Is our Prime Minister the Fat Owl of the Government?

Artillery Row

One can only suspect some insidious intent – or trolling, if one wishes to call it by its proper name – when the Scottish police force had to rename the operation designed to protect Boris Johnson in his current visit to the country. It now rejoices in the unexceptional title of “Operation Aeration”, but until it attracted adverse publicity, its original name was “Operation Bunter”. 

Although a spokesman for the Scottish police said, with tongue so far in cheek that it was astonishing they could speak, “Operational names are auto-generated by computer and can be changed if they are deemed to be inappropriate”, the comparison between the Prime Minister and Frank Richards’ legendary creation Billy Bunter, the “Fat Owl of the Remove” is a far from flattering one.
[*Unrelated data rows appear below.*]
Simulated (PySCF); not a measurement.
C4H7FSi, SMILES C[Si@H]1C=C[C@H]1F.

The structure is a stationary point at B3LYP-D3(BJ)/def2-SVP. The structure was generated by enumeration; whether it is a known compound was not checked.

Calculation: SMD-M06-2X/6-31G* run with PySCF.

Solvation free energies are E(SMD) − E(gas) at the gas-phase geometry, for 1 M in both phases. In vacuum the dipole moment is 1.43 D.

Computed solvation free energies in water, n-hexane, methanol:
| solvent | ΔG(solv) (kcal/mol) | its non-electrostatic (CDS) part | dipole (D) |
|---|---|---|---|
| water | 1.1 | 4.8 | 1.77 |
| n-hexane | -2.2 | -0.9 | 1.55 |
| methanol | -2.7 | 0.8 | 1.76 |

Bunter is a gluttonous, lazy, dishonest and academically negligible student

In Richards’ stories, Bunter is a gluttonous, lazy, dishonest and academically negligible student at Greyfriars School in Kent, forever attempting to obtain loans from his fellow schoolboys on the promise that a non-existent postal order is going to arrive from his wealthy relatives at “Bunter Court”. It is made clear that, for all his fantasies of wealth and success, Bunter’s home is in fact the considerably more modest “Bunter Villa”, which possesses merely one maid and one cook. Richards therefore invites his readers to condemn Bunter as an arriviste to the English public school system, amongst his many other sins. He is repulsive in appearance, significantly overweight, perpetually dirty and often given to thoughtless instances of racism and xenophobia. And his famous catchphrases – “I say, you fellows!” and, when he is being beaten, kicked or otherwise abused, “yarooh!” – are irritating, rather than witty or charming. 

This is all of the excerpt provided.